Like Zopf, Thomas and Walkey are modest about their
routine of shoveling most of their block after each snow, including the
homes of Roselyn Shaw and Bryan Gregor. Really, Thomas and Walkey insist,
they just enjoy shovelling. But they also appreciate the heightened sense
of neighborliness that follows, a neighborliness that works both ways.
“Bryan likes to give us things and Roselyn
made us soup,” said Thomas recently. “People are really sweet
about it.”
Actually, Thomas and Walkey said, they would like
to shovel more than they do, including up and down Xenia Avenue, but the
couple worries they might offend people who would read their action as an
obligation or an admonishment for not shoveling themselves.

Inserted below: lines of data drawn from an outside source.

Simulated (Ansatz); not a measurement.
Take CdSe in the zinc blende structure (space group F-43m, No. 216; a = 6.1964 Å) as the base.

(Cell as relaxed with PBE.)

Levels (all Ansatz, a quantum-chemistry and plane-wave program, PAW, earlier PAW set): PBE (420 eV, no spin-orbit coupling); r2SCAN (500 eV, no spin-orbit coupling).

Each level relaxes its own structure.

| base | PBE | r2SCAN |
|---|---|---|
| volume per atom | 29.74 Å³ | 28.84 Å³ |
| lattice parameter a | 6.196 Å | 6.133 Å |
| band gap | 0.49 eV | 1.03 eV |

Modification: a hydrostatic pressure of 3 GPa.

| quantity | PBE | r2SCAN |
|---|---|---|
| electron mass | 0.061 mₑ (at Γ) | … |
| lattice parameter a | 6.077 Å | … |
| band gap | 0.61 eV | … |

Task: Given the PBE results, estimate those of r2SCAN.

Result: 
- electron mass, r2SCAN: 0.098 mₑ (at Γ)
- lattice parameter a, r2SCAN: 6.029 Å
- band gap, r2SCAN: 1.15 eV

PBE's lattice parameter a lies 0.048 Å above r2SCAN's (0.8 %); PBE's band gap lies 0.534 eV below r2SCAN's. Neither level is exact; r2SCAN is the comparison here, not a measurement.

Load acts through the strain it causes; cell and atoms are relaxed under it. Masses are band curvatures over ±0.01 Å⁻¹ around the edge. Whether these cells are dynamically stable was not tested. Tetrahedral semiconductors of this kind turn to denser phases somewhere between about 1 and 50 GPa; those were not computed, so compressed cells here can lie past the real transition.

“There are all sorts of issues,” said
Thomas.
Good neighborliness and an appreciation of her elders
motivates Nance Parent, who frequently shovels the Meadow Lane sidewalk
and driveway of her neighbor, Yasuko Kakehashi, sometimes with the help
of her partner, Meg Halpin, and children, Laura and Salomé Garcia-Halpin.
The most difficult aspect, Parent said, is convincing Kakehashi that she
really doesn’t want to be paid for her efforts.
“I get more out of it than they do,”
said Parent, who sometimes shovels neighbor June Allison’s walk as
well. “It feels good. It feels right.”
Mike Miller would agree that he drives his antique
Ford tractor with its snowplow into the village from his home on Grinnell
Road because doing good makes him feel good. While Miller accepts some “tips
and gratuities” for his efforts, he also plows many a driveway for
people who aren’t home and will never know that he did them a good
turn.
“Then I get to fantasize about what their face
looks like when they see it,” he said.
Miller spends a whole day in town plowing driveways,
fueling himself with hotdogs from Speedway. He drives up one street and
down another, looking for homes where snow has gotten the better of human
effort. At the end of the day, putt-putting back to his home at seven miles
per hour, he feels cold but wonderful, he said.
“For me it’s about helping each other,”
he said. “It’s that old feeling of community.”